Panelists: ● V. Faye McNeill, Professor, Department of Chemical Engineering, Columbia University ● Daniel Westervelt, Associate Research Scientist at Lamont-Doherty Earth Observatory, Columbia University ● Arlene M. Fiore, Professor, Department of Earth and Environmental Sciences, Columbia University
Moderator: ●Ravina Aggarwal, Director of Columbia Global Centers | Mumbai
About the Speakers:
V. Faye McNeill is a Professor in the Department of Chemical Engineering at Columbia University, where she is the Chair of the Undergraduate Program. She joined Columbia in 2007 and received tenure in 2014. As a Professor and researcher in Columbia, she and her research group are using the results of their work to improve large-scale models of atmospheric chemistry and climate, thereby enhancing their prognostic ability, providing insight into the effects of human activity on the environment, and setting the stage for smart policy decisions. In 2009, she received the NSF CAREER and the ACS Petroleum Research Fund Doctoral New Investigator awards. She was also the recipient of the Kenneth T. Whitby Award of AAAR in 2015. She is an Associate Editor for ACS Earth and Space Chemistry. Professor McNeill completed her PhD in chemical engineering from MIT in 2005, where she was a NASA Earth System Science Fellow.
Dr. Daniel Westervelt, Associate Research Scientist at Lamont-Doherty Earth Observatory and Goddard Institute for Space Studies, has more than a decade of experience working at the intersection of air pollution, climate change, and atmospheric chemistry using physical modeling, remote sensing, and surface measurement approaches. Westervelt and his group lead projects on air pollution data collection, climate modeling, and training and capacity building in seven sub-Saharan African cities. His projects have been funded by the National Science Foundation and the United States Department of State. He also serves as a US Department of State supporting Air Quality scientist for Congo-Kinshasa, Congo-Brazzaville, and Accra. Dr. Westervelt received his PhD in Environmental Engineering from Carnegie Mellon University and did his postdoctoral work at Princeton University.
Arlene M. Fiore is a professor in the Department of Earth and Environmental Sciences at Lamont-Doherty Earth Observatory and Columbia University. Her research on tropospheric chemistry includes a focus on the two-way interactions between air pollution and climate change. Her research group analyzes ground-based, aircraft, and satellite observations alongside models to study the processes controlling air pollution on scales ranging from urban to global and daily to decadal. For the past decade, Professor Fiore was a Principal Investigator with the NASA Air Quality and Applied Sciences and Health and Air Quality Applied Sciences Teams. She has served on the Board on Atmospheric Sciences and Climate of the National Academy of Sciences and on the Steering Committee for the IGAC/SPARC Chemistry-Climate Modeling Initiative. She has co-authored more than 100 peer reviewed papers and is a recipient of the American Geophysical Union’s Macelwane medal. She completed her Ph.D. degree in year 2003 in Earth and Planetary Sciences from Harvard University.
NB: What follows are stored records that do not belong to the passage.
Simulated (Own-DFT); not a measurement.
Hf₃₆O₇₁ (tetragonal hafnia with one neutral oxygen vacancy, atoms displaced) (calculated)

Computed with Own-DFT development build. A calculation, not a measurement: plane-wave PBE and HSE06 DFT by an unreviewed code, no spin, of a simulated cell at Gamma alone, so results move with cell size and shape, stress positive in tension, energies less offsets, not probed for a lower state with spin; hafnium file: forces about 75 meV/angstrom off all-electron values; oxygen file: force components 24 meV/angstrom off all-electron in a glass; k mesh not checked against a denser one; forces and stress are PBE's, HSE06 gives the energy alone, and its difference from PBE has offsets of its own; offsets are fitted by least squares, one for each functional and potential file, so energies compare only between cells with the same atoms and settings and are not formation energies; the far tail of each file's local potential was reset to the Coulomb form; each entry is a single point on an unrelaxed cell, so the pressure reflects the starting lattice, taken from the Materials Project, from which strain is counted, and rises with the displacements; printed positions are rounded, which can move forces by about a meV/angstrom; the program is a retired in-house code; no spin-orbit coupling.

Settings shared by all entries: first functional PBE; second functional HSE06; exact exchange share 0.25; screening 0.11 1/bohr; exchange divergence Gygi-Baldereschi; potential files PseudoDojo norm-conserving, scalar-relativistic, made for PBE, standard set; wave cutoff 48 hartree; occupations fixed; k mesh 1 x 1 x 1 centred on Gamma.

Ravina Aggarwal has been the Director of the Columbia Global Centers | Mumbai since 2015. She is a sociocultural anthropologist with a doctoral degree from Indiana University in 1994. Dr. Aggarwal taught in the Department of Anthropology at Smith College, where she became a tenured faculty member. Her research is based on extensive fieldwork in the Himalayas and her areas of study and teaching included political anthropology, peace-building, cultural studies, gender, and development. Prior to joining the Mumbai Center, Dr. Aggarwal worked at the Ford Foundation’s New Delhi office from 2007-2015, where she was responsible for strategic planning and grant-making for programs on development, social justice and public policy, with a focus on the fields of education, media and information technology, and arts and culture. She serves on the Advisory Board of the Mumbai-based Urban Design Research Institute and is one of the two founders of the Ladakh Arts and Media Organisation. Dr. Aggarwal is the author of several publications, including Beyond Lines of Control: Performing the Border in Ladakh, India (Duke University Press, Seagull Books) and the editor of Into the High Ranges (Penguin India) and Forsaking Paradise (Katha). She has recently completed Songbird (forthcoming Zubaan), a mystery novel for young adults set in the Himalayas.